Leading in Rough Seas

Victor Fung of the Li and Fung Group (the Chinese multinational founded in Guangzhou in 1906) summed up well the sense of the kind of change we face today:

‘A lot of people say, hey, this is a once in a century type of problem. We haven’t had anything like this since the 1930s. You hear all these statements, and they seem to imply that this is once in a lifetime, after I get through this one, boy, am I glad I will never have to face this again. But I’m not so sure. I think we are seeing both the compression of cycle time – how quickly the cycles come and go – and also the amplitude of the swings getting more and more severe. The world has fundamentally changed.’
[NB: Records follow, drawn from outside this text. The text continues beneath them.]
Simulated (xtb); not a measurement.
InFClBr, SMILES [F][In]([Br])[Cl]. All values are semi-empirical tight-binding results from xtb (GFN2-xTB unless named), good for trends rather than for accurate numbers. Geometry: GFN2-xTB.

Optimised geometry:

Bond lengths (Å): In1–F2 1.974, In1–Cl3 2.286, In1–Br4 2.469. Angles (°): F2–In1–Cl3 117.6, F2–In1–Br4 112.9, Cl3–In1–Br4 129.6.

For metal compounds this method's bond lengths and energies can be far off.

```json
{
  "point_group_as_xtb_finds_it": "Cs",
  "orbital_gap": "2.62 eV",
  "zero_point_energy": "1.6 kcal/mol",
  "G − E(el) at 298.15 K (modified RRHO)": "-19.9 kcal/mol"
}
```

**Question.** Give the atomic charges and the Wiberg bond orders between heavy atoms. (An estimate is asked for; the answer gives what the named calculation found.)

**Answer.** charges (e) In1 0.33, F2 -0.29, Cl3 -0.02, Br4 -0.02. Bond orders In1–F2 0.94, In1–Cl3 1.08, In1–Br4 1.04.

This type of change requires a special kind of leadership. In Leading in Turbulent Times (Financial Times Series), Kevin Kelly and Gary Hayes have collected the lessons learned from over thirty CEOs, Chairmen and other senior executives who are prevailing in spite of a challenging environment. It’s a valuable look at how some frontline leaders are finding the right balance between seizing the opportunities as they present themselves and managing the accompanying risk. 

Rather than typical conversations focused on financial matters, Kelly and Hayes found that three strong messages emerged from their interviews:

Passion Rules – these leaders are driven by a real passion for their business, their organisation and the people they work with.

Hard Times Call for a Mastery of Soft Skills - especially communication but also empathy, mentoring and coaching. (“This is a timely reminder that cost control is a business basic, but extracting great performance from people is always based on more complex and subtle motivational tools than pure fear.”) A CEO in Germany observed that whenever a leader talks about change, employees always expect the worse. Learning to motivate and engage people in spite of the crisis becomes critical.

Think Long Term – these leaders refuse to bow under immediate pressure. They use short-term pressures to harden their focus on long-term objectives.

Infosys CEO Kris Gopalakrishnan says, “We need to be much more flat, creating a collegial team-based leadership style so that you can leverage a lot more of people’s intellects and capabilities and make them participate in decision making.” This requires a level of social skills that hasn’t been demanded of leaders in the recent past and so this also necessitates a lot of learning-as-we-go. At the same time we have a more educated workforce that brings with it other issues that require fresh approaches. Henry Fernabdez, CEO of MSCI Barra observed, “They figure things out very quickly. They tend to be more open to change but, on the other hand, they’re smart and can become cynical and harder to change.” As a result, the job of leadership is changing.

Through revealing and personal interviews, Kelly and Hayes have analysed the current situation beginning with how to recognise the early signals, mobilising people to act, navigating a new course, preventing "mutinies" by engaging the resistors, and learning to be flexible in the face of the unpredictable.

To live in these turbulent conditions requires that you dig deep. Leaders need to develop and constantly improve; a deeper self-knowledge; new perspectives. As they note, this isn’t easy. “It is a bit like trying to get fit when you are in the middle of a title fight.” A positive mental attitude is critical says Mark Frissora of Hertz.